Monday, February 23, 2015

Stepping Back

It’s easier for everyone when Mommy does the work. That’s how I felt when my children were growing up. It was really hard for me to let them take charge in the kitchen, the garden, and the laundry room, even though my teacher-self knew that was the only way they would learn how to cook, grow things, and wash their clothes. Because I’m a little obsessive about things like clean counters, organized shelves, and neat borders, it was hard for me to let go and just deal with it when I found the can opener in the wrong drawer or the spice shelf in disarray. However, by the time the fourth child had learned to do her own laundry, I was working full time and it was a relief to know that the kids could start dinner, vacuum the rugs, and take care of their own rooms and clothes.
It’s been nearly ten years since my fifth, and youngest, child left home and I think I may be falling back into old habits. Without thinking too hard, I can count three times in the last couple of weeks when I had to consciously restrain myself from telling students how to do something instead of just letting them do it. One of those times was last Wednesday in Girls Surviving.
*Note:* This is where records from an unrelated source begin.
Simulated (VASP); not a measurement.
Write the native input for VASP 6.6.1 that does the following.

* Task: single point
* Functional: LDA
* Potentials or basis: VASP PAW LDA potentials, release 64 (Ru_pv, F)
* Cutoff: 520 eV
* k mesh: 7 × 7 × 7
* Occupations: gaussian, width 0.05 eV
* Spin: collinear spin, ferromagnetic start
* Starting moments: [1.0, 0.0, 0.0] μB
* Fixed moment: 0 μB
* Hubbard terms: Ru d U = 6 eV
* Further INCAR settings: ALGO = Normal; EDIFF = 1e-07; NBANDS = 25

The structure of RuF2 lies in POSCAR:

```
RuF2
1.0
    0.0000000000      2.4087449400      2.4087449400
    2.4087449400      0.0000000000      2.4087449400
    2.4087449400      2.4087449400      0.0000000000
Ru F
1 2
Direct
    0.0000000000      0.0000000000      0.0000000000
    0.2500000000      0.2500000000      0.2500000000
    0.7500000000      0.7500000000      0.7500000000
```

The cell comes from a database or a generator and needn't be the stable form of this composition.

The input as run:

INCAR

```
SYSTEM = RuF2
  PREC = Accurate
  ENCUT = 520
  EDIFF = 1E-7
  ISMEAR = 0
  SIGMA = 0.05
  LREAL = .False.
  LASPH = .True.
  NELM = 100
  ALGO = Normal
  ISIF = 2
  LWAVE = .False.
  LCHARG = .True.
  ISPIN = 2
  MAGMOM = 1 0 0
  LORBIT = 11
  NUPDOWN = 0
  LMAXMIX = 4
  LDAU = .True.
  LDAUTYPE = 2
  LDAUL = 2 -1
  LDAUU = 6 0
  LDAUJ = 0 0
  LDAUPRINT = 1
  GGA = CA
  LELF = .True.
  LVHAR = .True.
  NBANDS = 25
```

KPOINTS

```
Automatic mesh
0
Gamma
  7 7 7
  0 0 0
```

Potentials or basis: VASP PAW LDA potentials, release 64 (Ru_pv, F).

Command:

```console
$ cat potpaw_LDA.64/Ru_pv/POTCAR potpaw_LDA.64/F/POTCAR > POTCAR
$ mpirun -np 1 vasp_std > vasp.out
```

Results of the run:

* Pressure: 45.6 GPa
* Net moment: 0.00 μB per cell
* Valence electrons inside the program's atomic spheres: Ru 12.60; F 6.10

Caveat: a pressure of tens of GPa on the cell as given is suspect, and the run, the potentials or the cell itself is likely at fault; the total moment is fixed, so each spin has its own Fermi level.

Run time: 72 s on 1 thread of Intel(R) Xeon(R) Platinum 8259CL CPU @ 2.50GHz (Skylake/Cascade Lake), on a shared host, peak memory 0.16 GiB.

It was a freezing night. One of the girls was sick, another had to attend a swim meet, and several just didn’t show. Carolyn and I had planned to start the workshop by asking the girls to brainstorm ideas for a new scene based on the improvisations they had done the week before, but half an hour into the workshop, when we finally decided stop waiting for late comers, there were only three girls in the room. Not even close to a quorum. So we moved to plan B: put together the ‘Hank’ scene for which dialogues and monologues had already been written. The girls began reading the material aloud, trading roles and talking about the lines they liked. About half way through the readings, two more girls arrived.
The group had a good discussion about how they thought the scene might go. It was during this discussion that I became aware of my impulse to tell them what I though would work best, but I bit my tongue and, with a only couple of lapses, listened. Their ideas were great, which is one thing I always realize when I’m listening to student talk. As long as they are working within their zone of proximal development, students can handle the work on their own. However, they don’t always have the confidence to realize they know what they’re doing and, when an adult makes a suggestion or begins directing the work, they tend to let her take over. Even our veteran girls can fall victim to self-doubt.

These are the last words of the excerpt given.